Teaching units about the Great Depression include the Works Projects (also Progress) Administration (WPA). The records of this government program that put millions of unemployed Americans to work in public works projects are held in the National Archives.
They reveal fascinating stories about local history: the building of the school cafeteria, curb cuts, road improvements…and public art. In the classroom, the records of local WPA projects become recognizable connections between past and present, the efforts of the past continuing to benefit us today. Like a scavenger hunt, students can go about town finding evidence of the WPA still here after all these years!
Among the records held at the National Archives at Boston in Waltham, MA, are large linocuts created by an artist named Stanley Scott for the Federal Art Project of the WPA in the 1930s. Scott’s images depict historic buildings in Boston (with the exception of the U.S. Capitol Building in Washington, DC). Little is known about the artist; however his beautiful, dramatic prints of Boston’s landmarks include Old North Church, Faneuil Hall, and the Boston Public Library.
Eighty years after its creation, a print of the Boston Public Library remains vital and current. Other than the outdated automobiles or clothing, the Library looks just like this today.
Founded in 1848, by an act of the Great and General Court of Massachusetts, the Boston Public Library was the first large free municipal library in the United States.
In addition to its 8.9 million books, the library’s holdings include rare books and manuscripts, maps, musical scores and prints. Among these are several first edition folios by William Shakespeare, original music scores from Mozart, Prokofiev’s “Peter and the Wolf;” and the personal library of John Adams. The Library is a landmark and anchor in Boston. Among the many events that take place in view of the library is the finish line of the Boston Marathon.

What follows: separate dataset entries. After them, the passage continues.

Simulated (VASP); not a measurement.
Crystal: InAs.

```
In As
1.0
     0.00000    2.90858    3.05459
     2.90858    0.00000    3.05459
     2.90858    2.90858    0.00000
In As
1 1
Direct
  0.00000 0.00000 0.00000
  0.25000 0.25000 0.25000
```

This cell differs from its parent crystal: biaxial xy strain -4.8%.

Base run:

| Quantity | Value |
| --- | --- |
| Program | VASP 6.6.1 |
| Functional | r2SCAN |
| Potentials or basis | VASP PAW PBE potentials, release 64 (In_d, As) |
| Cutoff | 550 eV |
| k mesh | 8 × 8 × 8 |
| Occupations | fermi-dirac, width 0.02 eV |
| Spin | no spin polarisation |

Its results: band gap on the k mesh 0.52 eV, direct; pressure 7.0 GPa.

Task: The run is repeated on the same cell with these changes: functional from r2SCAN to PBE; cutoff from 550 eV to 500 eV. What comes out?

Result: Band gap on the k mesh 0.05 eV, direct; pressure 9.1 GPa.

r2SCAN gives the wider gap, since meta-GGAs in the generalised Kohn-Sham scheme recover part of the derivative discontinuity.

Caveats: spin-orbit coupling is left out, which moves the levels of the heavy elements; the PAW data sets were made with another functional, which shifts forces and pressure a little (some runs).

The prints of Old North Church (National Archives Identifier 6219851), Faneuil Hall (National Archives Identifier 594930), and the Boston Public Library (National Archives Identifier 6219817) come from the Records of the Work Projects Administration in the National Archives at Boston.
7 thoughts on “WPA Art Links Past to Present: Thinking About Boston”
Thank you for sharing this information! Researchers can also request WPA personnel files from NARA at St. Louis. –Ashley Mattingly, Archivist, NARA at St. Louis
From what I have learned Stanley Scott made 11 of these lino cuts. I found 7 original lino cuts at a second hand shop a few years ago.
Thank you for the comment. What an awesome find! Were they large oversize prints? That’s what the originals are like. We do not know anything at all about Stanley Scott. Perhaps you do. You can find 9 of the prints in the National Archives Online Catalog here https://catalog.archives.gov
I have also uploaded them to make greetings cards (and I always include the citation of where they are from!).
They are not on paper. I have 7 of 11 original lino cuts. What is used to make the prints.
I just acquired an original print (8/50) of the State House. It is certainly on paper. I am confused by your statement that they are not on paper… Can you elaborate? What are these worth and any thought about how you would reframe?
What I mean is I have 7 of the 11 original lino’s they are printed from!
How did you come upon the originals?